Mathematics

Vortex Based Mathematics

[latexpage]

Note: I have no idea whether this is a load of crap or not, but at the very least its a fun mathematical adventure for nerds. Just remember to take some of the more philosophical stuff with a grain of salt and do your own research before coming to any major conclusions.

Background

Marko Rodin = original founder of vortex-based mathematics

Randy Powell = continues the work of Rodin today

Relevant Operations

Modular arithmetic notation ( defined for the purposes of this article as follows)

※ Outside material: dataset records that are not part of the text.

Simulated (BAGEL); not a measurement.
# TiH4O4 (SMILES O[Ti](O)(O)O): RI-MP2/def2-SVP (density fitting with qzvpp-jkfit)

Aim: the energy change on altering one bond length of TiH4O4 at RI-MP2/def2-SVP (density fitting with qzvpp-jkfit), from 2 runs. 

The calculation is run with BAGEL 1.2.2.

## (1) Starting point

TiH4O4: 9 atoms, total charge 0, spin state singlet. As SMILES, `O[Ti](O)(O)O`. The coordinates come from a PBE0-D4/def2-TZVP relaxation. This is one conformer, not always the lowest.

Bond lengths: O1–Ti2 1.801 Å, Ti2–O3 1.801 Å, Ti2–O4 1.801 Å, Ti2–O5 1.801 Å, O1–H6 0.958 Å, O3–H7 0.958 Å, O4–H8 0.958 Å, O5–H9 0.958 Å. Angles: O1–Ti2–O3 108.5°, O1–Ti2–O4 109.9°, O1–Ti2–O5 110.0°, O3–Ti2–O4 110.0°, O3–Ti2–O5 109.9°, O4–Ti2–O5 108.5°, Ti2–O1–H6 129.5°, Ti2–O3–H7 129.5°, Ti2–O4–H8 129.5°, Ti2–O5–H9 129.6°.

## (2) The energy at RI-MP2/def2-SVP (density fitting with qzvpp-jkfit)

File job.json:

  •  \oplus _k   ⇒ addition modulo k
    • Example: 6 \oplus _5 5 = (6+5)\mod{5} = 11 \mod{5} = 1
  • \ominus _k   ⇒  subtraction modulo k
    • Example: 4 \ominus _7 8 = (4-8) \mod{7}= -4 \mod{7} = 3
  • \otimes _k   ⇒  multiplication modulo k
    • Example: 3 \otimes _9 7 = (3*7) \mod{9}= 21 \mod{9} = 3
  • \oslash _k   ⇒  division modulo k
    • This operation is a little more complicated than the first three
    • Importantly, care must be taken when using modulo division – it isn’t necesarilly a unique or sufficient operation
      • e.g., 9 \oslash _9 x = 9     \forall       x
    • Steps used for calculating a \oslash _k b
      • Determine the lowest possible value m that results in a + (k \cdot m) obtaining a value which is a multiple of b
      • Plug in m into the following expression: a \oslash b = (a + (k \cdot m)) / b
    • Example: find 8 \oslash _6 5
      • Givens: a = 8, b = 5,  k = 6
      • 8 + 6(2) = 20 is the lowest multiple of 5 we can obtain using a + (k \cdot m))
        • Thus, m = 2
      • 8 \oslash _6 5 = (8 + 6(2)) / 5 = 20 / 5 = 4
  • For the purposes of this article, let’s assume we are working in modulo 9 (i.e., our normal 0,1,…,9 digit system)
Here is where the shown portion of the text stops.